In March, Smith denied admission to Calliope Wong because the gender marker on her FAFSA (Free Application for Federal Financial Aid) form did not match her stated gender identity of female.  Despite Smith's reputation for being LGBTQ-friendly, this policy turns a blind eye to the many complications and challenges trans people – especially youth – can face when attempting to correct gender markers on various personal identification documents.

In response to Calliope's rejection, the student group Smith Q&A launched a social media campaign garnering support from Smith students, alumni, and supporters demanding a change in the admission policy and declaring that trans women belong at Smith College. Later the group launched a Change.org petition urging Smith to change its admissions policy. Thousands have already added their voices of support for women like Calliope.

"Through the pressure from this petition and the campaign in general, I hope that Smith College becomes a more responsible and transparent institution," said Calliope Wong. "What that means to me is that Smith College will no longer use arbitrary and legally dubious bars against transwomen in the application and admissions process." Smith Q&A's Change.org petition urging Smith to stop discriminating based on transgender status has already gathered more than 3,000 signatures.

Blogger and Yale student Sarah Giovanniello has been writing about Calliope's story. She noted that "the support the petition has received in just a few days is overwhelming. I hope that the widespread attention Calliope's case has gotten communicates to the Smith administration how important trans women's rights are and should be to the college's mission. Ideally, the college would commit providing trans women with the same level of support as any other applicants."

"Thousands of Smith's supporters are telling the school that it needs to end its policy of refusing to consider the applications of women whom they decide aren't 'woman enough' based on inconsistent documents," said GLAAD spokesperson Wilson Cruz. "Smith is setting a poor example to all of its students by not even accepting the applications of women like Calliope."

"To me, the inclusion of trans women at women's colleges is a feminist issue. Trans women experience misogyny on multiple levels, making it all the more important that they have access to affirmative women's spaces like Smith," said Smith Q&A member and student Elli Palmer.

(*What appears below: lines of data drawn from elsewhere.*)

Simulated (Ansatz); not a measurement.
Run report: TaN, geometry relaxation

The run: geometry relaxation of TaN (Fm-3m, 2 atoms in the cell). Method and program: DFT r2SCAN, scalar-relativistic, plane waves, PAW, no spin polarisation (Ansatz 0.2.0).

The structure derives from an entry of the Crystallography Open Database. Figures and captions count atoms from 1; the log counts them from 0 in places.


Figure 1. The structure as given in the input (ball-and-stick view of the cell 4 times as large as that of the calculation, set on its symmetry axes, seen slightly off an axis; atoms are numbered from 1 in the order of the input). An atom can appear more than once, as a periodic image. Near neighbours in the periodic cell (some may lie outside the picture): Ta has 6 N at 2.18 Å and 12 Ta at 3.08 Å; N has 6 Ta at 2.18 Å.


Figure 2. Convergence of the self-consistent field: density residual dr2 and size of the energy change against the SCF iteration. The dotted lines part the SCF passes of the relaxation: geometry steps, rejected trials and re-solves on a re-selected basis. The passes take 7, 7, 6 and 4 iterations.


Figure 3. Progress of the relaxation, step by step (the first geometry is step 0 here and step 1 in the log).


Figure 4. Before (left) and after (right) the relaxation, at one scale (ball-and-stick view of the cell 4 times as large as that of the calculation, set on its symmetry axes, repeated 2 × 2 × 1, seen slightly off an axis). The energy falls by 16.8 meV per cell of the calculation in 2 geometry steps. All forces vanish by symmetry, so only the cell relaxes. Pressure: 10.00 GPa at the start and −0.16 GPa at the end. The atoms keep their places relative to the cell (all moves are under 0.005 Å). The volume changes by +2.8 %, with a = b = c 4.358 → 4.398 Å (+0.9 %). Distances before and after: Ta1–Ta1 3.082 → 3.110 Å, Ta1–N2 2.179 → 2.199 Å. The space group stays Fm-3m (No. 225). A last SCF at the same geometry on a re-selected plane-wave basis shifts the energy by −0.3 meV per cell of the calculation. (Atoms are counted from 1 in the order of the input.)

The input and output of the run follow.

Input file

Smith Q&A organizer Ollie Schwartz agreed, saying, "While Smith admissions policies remain muddled, one thing is becoming clear: our communities will not stand idly by while trans women are treated differently."

GLAAD applauds institutions like the Girl Scouts of America, which admit all young women into its troops regardless of their trans status. GLAAD and Smith Q&A urge Smith administrators to listen to the voices of the school's many students, graduates and supporters who are demanding an end to its current discriminatory policy. 

GLAAD will continue working with Calliope and Smith Q&A to raise awareness about the need for Smith to change its policy and become a safe and welcoming space for all women.